The two skippers abandoned the shattered hulks of their boats. In the life rafts they held a muster. One man was missing and six men were wounded. Amazingly, the engineers of the watch on both boats survived, though they had been stationed right over blasts so powerful that heavy storage batteries had whizzed by them to land on the forecastle.
The sailors paddled shoreward. German planes were raiding the beach at that moment, and shrapnel from the antiaircraft barrage rained down on the rafts.
Shortly after midnight, the sailors landed on a rocky point chosen by the skippers because it looked least likely to be land mined. Lieut. Gallagher picked his way through a barbed-wire barricade along the beach and found a deserted and partly destroyed fisherman’s cottage where the sailors lay low for the rest of the night, not knowing whether they had landed in friendly or enemy territory.
Soon after dawn the skippers made a tentative venture into the open. Half a mile from the cottage they ran into soldiers—American soldiers—who took over the wounded men and guided the other sailors to a Navy beachmaster who gave them a boat ride back to their base.
A week later, on August 24th, task-force commander Rear Admiral L. A. Davidson heard that the Port-de-Bouc in the Gulf of Fos, west of Marseilles and at the mouth of the Rhone Delta, had been captured by the French Underground. He ordered minesweepers to clear the gulf, and he sent Capitaine de Frégate M. J. B. Bataille, French naval liaison officer on his staff, to scout the shore around the harbor. Capt. Bataille rode to the gulf in Lieut. Bayard Walker’s ill-fated PT 555.
The boat passed the minesweepers and came close aboard an American destroyer whose skipper notified Lieut. Walker that coastal shore batteries were still shooting near the mouth of the Gulf of Fos.

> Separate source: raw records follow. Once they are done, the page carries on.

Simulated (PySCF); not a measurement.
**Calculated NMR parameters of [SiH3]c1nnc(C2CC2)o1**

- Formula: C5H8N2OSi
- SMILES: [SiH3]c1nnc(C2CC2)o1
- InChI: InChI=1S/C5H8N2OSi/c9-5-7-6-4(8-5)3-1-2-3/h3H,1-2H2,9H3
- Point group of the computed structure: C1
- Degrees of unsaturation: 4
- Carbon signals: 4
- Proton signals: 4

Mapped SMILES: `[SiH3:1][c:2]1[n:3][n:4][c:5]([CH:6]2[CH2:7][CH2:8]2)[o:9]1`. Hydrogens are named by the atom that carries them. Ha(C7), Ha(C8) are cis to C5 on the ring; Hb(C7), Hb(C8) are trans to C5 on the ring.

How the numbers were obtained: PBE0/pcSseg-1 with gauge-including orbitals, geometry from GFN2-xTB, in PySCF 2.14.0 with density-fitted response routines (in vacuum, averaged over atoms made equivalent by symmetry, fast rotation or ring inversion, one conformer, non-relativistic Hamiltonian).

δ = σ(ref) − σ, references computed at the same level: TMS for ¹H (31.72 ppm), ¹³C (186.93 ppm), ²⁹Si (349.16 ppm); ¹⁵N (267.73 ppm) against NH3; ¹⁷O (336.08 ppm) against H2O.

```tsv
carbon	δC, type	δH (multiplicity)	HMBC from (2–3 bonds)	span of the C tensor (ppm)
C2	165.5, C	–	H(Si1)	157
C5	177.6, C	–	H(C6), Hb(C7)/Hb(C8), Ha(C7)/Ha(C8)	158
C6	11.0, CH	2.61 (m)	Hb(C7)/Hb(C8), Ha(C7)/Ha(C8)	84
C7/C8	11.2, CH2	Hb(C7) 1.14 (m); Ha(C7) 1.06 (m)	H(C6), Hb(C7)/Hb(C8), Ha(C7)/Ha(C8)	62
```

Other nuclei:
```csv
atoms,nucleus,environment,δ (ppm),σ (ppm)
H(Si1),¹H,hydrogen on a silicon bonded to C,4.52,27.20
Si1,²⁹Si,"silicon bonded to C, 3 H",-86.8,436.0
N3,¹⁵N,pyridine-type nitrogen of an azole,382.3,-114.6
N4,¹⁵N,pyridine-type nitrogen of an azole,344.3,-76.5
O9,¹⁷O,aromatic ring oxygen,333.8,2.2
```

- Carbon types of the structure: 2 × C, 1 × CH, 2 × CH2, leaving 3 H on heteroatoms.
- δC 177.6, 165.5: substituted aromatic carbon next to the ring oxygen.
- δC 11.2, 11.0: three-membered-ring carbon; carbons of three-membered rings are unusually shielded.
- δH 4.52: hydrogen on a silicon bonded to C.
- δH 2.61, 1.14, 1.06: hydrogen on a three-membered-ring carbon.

Lieut. Bayard reported: “It was decided that we could enter the Gulf of Fos, despite fire from enemy coastal batteries, since we presented such a small target.”
So—as he put it—they “entered the bay cautiously.”
One wonders how you go about entering a mine-filled bay, by an enemy shore battery, “cautiously.”
The crew saw the French flag flying in a dozen places on the beach, and landed at Port-de-Bouc where they were welcomed by a cheering crowd, waving little French flags. Capt. Bataille met a fellow officer, French Navy Lieut. Granry, who had parachuted into the area several weeks before, in civilian clothes, and had organized a resistance cell to prevent demolition of the port when the Germans retreated. After a pleasant half-hour ashore, gathering information (Lieut. Walker spoke excellent French), the party re-embarked, set a two-man watch on the bow, and headed for sea at 29 knots.